Speaking as a lawyer myself: Lawyers are oftentimes annoying. We are oftentimes far more trouble than we are (literally and proverbially) worth. But sometimes — just sometimes — a bit of clever lawyering can truly go a wrong way.

As The Daily Wire reported two weeks ago, the nine robed oracles of the U.S. Supreme Court dealt the Trump administration a substantial legal blow in the case of Department of Commerce v. New York — the case challenging U.S. Commerce Secretary Wilbur Ross’s much-ballyhooed decision to add a question pertaining to citizenship status on the upcoming decennial census, to be held in 2020. The Court held that, though lacking neither constitutional nor statutory support, the administration’s decision to include the citizenship question on the asserted grounds of collecting data for purposes of Voting Rights Act enforcement was “pretextual.” In other words, the Court held that the administration seemed to be harboring an ulterior motive or pernicious agenda, and that this motive or agenda rendered an otherwise-constitutionally and statutorily legitimate census question inclusion “arbitrary and capricious,” and thus invalid.

The Court’s holding in New York was an astonishing breach of the judicial duty. Justice Clarence Thomas excoriated Chief Justice Roberts’ reasoning, decrying it as “the first time ever” that “the Court invalidates an agency action solely because it questions the sincerity of the agency’s otherwise adequate rationale.” Justice Samuel Alito, even more livid, defiantly asserted that “the Federal Judiciary has no authority to stick its nose into the question whether it is good policy to include a citizenship question on the census or whether the reasons given by Secretary Ross for that decision were his only reasons or his real reasons.”
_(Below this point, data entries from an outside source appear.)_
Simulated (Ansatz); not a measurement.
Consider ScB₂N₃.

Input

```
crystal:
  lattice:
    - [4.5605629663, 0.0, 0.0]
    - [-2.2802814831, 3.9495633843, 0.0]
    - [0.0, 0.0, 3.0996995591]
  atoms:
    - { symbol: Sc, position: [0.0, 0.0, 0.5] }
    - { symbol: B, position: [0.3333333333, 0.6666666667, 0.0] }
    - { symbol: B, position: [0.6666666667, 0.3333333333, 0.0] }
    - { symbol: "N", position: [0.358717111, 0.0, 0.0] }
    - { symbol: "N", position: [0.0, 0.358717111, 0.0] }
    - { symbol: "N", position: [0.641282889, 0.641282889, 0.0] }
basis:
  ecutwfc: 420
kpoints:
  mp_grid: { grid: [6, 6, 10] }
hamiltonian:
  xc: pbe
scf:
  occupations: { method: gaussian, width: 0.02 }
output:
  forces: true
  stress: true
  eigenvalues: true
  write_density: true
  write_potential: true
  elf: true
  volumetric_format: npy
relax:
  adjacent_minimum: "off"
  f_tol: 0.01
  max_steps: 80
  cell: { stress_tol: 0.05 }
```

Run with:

Last Tuesday, the Trump administration seemed to concede the issue, sending the census to the printing press without the inclusion of the citizenship question. Yet only a day later, the president seemed to reverse course. The relevant legal question, moving forward, is therefore whether Secretary Ross and the Trump administration can proffer a non-Voting Rights Act enforcement legal justification that would persuade the relevant denizens of our “least dangerous branch” that the citizenship question’s inclusion is wholly proper — and ideally, even necessary.

I began trading ideas last week with some friends about what this new legal rationale might look like. One friend had a brilliant suggestion that struck me as both innovative and textually ironclad: Utilize the infrequently invoked second section of the Fourteenth Amendment, which seems to mandate that the federal government have data pertaining to the state-by-state numbers of (male and aged over 21 years old) citizens for purposes of apportionment and congressional representation. The next thing I knew, David B. Rivkin Jr. and Gilson B. Gray wrote it up on Friday as a Wall Street Journal op-ed.

Consider the relevant Fourteenth Amendment Section 2 text, with emphasis in bolded italics: “But when the right to vote … is denied to any of the male inhabitants of such state, being twenty-one years of age, and citizens of the United States, or in any way abridged, except for participation in rebellion, or other crime, the basis of representation therein shall be reduced in the proportion which the number of such male citizens shall bear to the whole number of male citizens twenty-one years of age in such state.” Broken down into plain English, then, the Fourteenth Amendment’s remedy for a state’s abridging the right to vote for its male citizens aged 21 or over is congressional reapportionment wherein that abridging state loses representation based on a textually mandated formula — a two-variable formula, that is, where each variable requires citizenship data.

This is not just a legal justification for the Trump administration to include the citizenship question on the census. It is an affirmative constitutional mandate. indeed, as Rivkin and Gray state, “The Constitution itself requires the collection of citizenship information.” And “[c]ompliance” with the mandate, as they write, “is impossible without counting how many citizens live in each state.” It is really that simple: All it would take, legally speaking, is an executive order from President Trump stating that the inclusion of the citizenship question on the U.S. Census is necessary to comply with the clear constitutional demands of Section 2 of the Fourteenth Amendment.

This is a textually clear argument. There is no “pretext” here — and certainly no room for overzealous judicial chicanery. The Trump administration should pursue this legal route.